Naomi Wakan has the extraordinary gift of speaking to her life and at the same time opening our eyes to our own lives. I highly recommend this book.
one does not write
because the goldfish play
at the bottom of the waterfall,
but because not everyone
can see them.
The tanka, haiku and free verse in Naomi Beth Wakan’s remarkable collection range from poems published in the 1960s and 1970s to new poems written between 2018 and 2020. In her preface the poet states that while she’s “…basically a personal essayist …” poetry writing has occupied much of her time. Living in Japan for a few years in the 1980s sparked her interest in Japanese poetry forms, which she describes as “…the perfect vehicle for exploring Jung’s four aspects of a human being – sensing, feeling, thinking, and intuiting.” These four aspects are wonderfully articulated in the collection’s tanka, such as this one from a sequence titled A SET OF BEDSIDE TANKA
each morning
before I leave bed, I prepare
a list of things to do …
the day, willfully, takes off
in another direction
Wakan mentally prepares a to-do list every day, even though she realizes that the best laid plans often go astray. Yet it’s important to make plans and try to carry them out, come what may. This is flexible thinking, very useful for all aspects of life, especially creative pursuits.
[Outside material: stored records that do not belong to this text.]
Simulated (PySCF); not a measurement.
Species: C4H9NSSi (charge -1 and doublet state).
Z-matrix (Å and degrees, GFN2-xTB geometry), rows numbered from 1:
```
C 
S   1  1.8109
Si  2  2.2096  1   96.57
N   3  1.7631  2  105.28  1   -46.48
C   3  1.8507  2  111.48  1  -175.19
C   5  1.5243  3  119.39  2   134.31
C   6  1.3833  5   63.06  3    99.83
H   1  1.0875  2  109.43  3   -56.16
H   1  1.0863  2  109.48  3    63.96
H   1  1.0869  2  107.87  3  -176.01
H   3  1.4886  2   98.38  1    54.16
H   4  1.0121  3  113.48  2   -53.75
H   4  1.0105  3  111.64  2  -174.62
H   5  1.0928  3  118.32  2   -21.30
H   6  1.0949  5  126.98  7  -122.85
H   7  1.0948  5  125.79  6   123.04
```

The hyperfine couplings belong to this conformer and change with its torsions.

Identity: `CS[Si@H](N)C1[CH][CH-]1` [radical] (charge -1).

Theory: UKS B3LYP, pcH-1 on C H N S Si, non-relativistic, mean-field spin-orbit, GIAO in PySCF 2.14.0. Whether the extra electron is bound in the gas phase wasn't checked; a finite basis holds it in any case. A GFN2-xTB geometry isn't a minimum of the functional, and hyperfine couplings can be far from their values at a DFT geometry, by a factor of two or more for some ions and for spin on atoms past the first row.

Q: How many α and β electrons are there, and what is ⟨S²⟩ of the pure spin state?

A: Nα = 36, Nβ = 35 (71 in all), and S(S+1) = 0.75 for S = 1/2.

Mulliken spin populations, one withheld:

THE SEASONS sequence combines haiku and tanka to explore spring, summer, autumn and winter, as well as the poet’s active involvement in each one.
heavy frost
in the white crocus
a sleeping bee
I sort out my seed packages
anxious for spring
The LOVE sequence tells a moving story about a marriage that evolves over time in ways that perhaps only an older couple can fully appreciate and understand.
a bench under the grape vine –
a birthday offering
from my husband
countering my years of ups and downs
he made sure that it was level
The level bench, no doubt made for two, is both a solid object and a potent symbol of the couple’s love and support for each other. Also symbolic is the overhanging grape vine, suggestive of food, drink and intimate communication. All in all, this is striking imagery.
Wakan’s wry observations and subtle sense of humour are also on display in many of the poems. Here’s an example from the MY NATURE sequence.
we all
wend our way home
in our own style …
I make a beeline
for the fast check-out
Checking out suggests end of life, an issue that the poet addresses in several tanka, such as this darkly witty one from the final ENDPAPERS sequence.
a pile
of detective stories
by my chair
as if solving murders
can help me deal with death
The book pile implies that the poet enjoys detective fiction, while also looking for answers to age old questions. Whether she finds them or not remains to be seen, although the search may be more interesting than the find.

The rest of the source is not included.